The Takings Clause of the Fifth Amendment guarantees just compensation whenever private property is “taken” for public use. The underlying issue in the lawsuit is whether or not the government effectuated a regulatory taking of the plaintiffs’ property by coercing Chrysler to terminate the plaintiffs’ franchise agreements as a condition to receiving financial assistance under TARP.


Chrysler filed bankruptcy during the recession and credit crisis of 2008-2009. Chrysler was experiencing significant liquidity issues as loans to automobile dealers and consumers had come to an abrupt halt and sales plummeted. In late 2008, executives of General Motors and Chrysler appeared before Congress to ask for emergency financial assistance in the form of loans and lines of credit. Shortly thereafter, the Department of Treasury created the Automotive Industry Financing Program through which the Department of Treasury made loans and other investments in the automakers using government funds. The Automotive Industry Financing Program was created as part of TARP. Chrysler was required to submit a viability plan as one of the conditions to receiving financial assistance. The government rejected Chrysler’s initial viability plan and members of the executive branch in charge of the financial assistance program suggested that Chrysler should significantly reduce the number of dealers within its franchise network. The government also advised Chrysler that it might accomplish the terminations expeditiously by opting to reject the franchise agreements as part of Chrysler’s bankruptcy proceedings. Ultimately, Chrysler terminated approximately 25% of its dealerships (789 of its 3,200 dealerships) through applicable law under the Bankruptcy Code.

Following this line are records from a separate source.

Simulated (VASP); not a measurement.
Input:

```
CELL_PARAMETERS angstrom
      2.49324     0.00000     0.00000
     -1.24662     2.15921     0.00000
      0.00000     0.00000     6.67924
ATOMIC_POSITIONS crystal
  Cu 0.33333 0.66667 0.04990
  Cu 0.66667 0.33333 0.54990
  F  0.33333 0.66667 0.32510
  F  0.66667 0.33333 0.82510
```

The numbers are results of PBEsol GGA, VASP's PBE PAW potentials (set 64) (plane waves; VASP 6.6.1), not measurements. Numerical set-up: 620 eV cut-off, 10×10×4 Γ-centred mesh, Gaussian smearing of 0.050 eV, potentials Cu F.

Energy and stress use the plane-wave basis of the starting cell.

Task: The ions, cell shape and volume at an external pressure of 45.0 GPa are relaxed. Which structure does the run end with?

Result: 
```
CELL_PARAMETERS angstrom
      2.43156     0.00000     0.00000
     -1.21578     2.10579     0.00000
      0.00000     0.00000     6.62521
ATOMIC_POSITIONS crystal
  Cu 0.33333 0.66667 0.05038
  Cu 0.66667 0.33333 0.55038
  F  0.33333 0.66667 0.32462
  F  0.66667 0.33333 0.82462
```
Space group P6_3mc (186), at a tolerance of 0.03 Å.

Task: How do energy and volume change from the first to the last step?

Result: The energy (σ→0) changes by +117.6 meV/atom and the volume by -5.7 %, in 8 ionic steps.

The government filed a motion to dismiss the plaintiffs’ complaint asserting that Chrysler was entitled to reject the dealers’ franchise agreements under the Bankruptcy Code, and, therefore, no taking could have occurred. The government further asserted that the bankruptcy court’s ruling was binding on the Court of Federal Claims.  Plaintiffs asserted that the government used TARP assistance to force its vision for the Chrysler restructuring prior to and outside of Chrysler’s bankruptcy proceedings, and that the bankruptcy proceedings were separate and apart from the issues asserted against the government in their complaint.


On December 27, 2012, Judge Robert H. Hodges, Jr., denied the government’s motion to dismiss. The government appealed the decision in the U.S. Court of Appeals for the Federal Circuit.  On April 7, 2014, the U.S. Court of Appeals for the Federal Circuit agreed with Judge Hodges’ ruling and declined to dismiss the plaintiffs’ complaint. On September 15, 2014, an amended complaint was filed in the United States Court of Federal Claims adding an additional twenty plaintiffs, raising the number of plaintiffs to 168.

McDonald Hopkins will continue to monitor this case of first impression and will update you as the case progresses in the Court of Federal Claims.